The Asian Factor: Japan and Korea Take the Lead
One of the most important structural shifts in the cryptocurrency market is playing out this month. Following China’s ban on cryptocurrency exchanges in September, trading volume has migrated dramatically eastward. Japanese yen now accounts for approximately 57% of all Bitcoin trading volume, according to CryptoCompare data, while the South Korean won contributes another significant chunk. Together with the US dollar, these three currencies represent nearly 95% of global Bitcoin trading.
The implications for altcoins are significant. Japan’s Financial Services Agency has officially recognized cryptocurrency exchanges, creating a regulated environment that encourages both retail and institutional participation. At least 19 former Chinese exchange operators have applied for Japanese licenses. This regulatory clarity is boosting confidence across the entire crypto market, but the benefits are flowing disproportionately to the most liquid and recognized assets — primarily Bitcoin.
Why This Matters
The October 2017 market dynamics reveal a fundamental tension in the cryptocurrency ecosystem. On one hand, the rapid succession of Bitcoin forks is creating new assets and generating enormous speculative excitement. On the other hand, each fork raises legitimate questions about Bitcoin’s long-term identity — questions that could either strengthen or undermine confidence in the entire market.

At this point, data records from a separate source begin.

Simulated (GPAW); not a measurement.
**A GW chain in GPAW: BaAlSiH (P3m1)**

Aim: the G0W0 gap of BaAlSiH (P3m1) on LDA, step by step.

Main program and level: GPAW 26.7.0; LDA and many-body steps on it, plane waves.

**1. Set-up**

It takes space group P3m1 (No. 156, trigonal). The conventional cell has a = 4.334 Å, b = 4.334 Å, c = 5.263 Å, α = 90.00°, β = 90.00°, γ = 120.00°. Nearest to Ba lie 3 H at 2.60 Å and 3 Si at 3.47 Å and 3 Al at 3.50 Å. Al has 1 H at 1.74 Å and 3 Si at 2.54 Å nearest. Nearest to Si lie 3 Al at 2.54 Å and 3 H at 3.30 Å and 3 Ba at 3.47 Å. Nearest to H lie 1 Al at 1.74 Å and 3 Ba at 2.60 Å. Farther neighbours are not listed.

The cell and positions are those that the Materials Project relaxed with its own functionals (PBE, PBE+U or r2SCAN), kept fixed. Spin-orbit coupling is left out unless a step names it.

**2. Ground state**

For altcoin investors, the current environment demands patience and selectivity. The flood of capital into Bitcoin is temporary in the sense that fork-related demand will eventually subside. When it does, history suggests that capital will rotate back into quality altcoin projects with strong fundamentals. Ethereum’s upcoming protocol upgrades, including discussions about a hybrid proof-of-stake system at the recent Core Developer Meeting #27, point to a maturing technology stack that could reignite interest in the broader altcoin market.
The wildcard remains regulation. South Korea’s central bank has declared that Bitcoin will be treated as a commodity rather than a currency — a framework that could set precedents across Asia. Russia is simultaneously blocking foreign exchanges while promising domestic ICO regulation by mid-2018. And in the United States, the CFTC’s growing engagement with cryptocurrency derivatives suggests that institutional infrastructure is being built even as skeptical voices like JPMorgan’s Jamie Dimon and billionaire Warren Buffett continue to dismiss the entire asset class.
For now, the altcoin market waits in Bitcoin’s considerable shadow. But if history is any guide, the next rotation is never far away.
Disclaimer: This article is for informational purposes only and does not constitute financial advice. Cryptocurrency investments carry significant risk. Always conduct your own research before making investment decisions.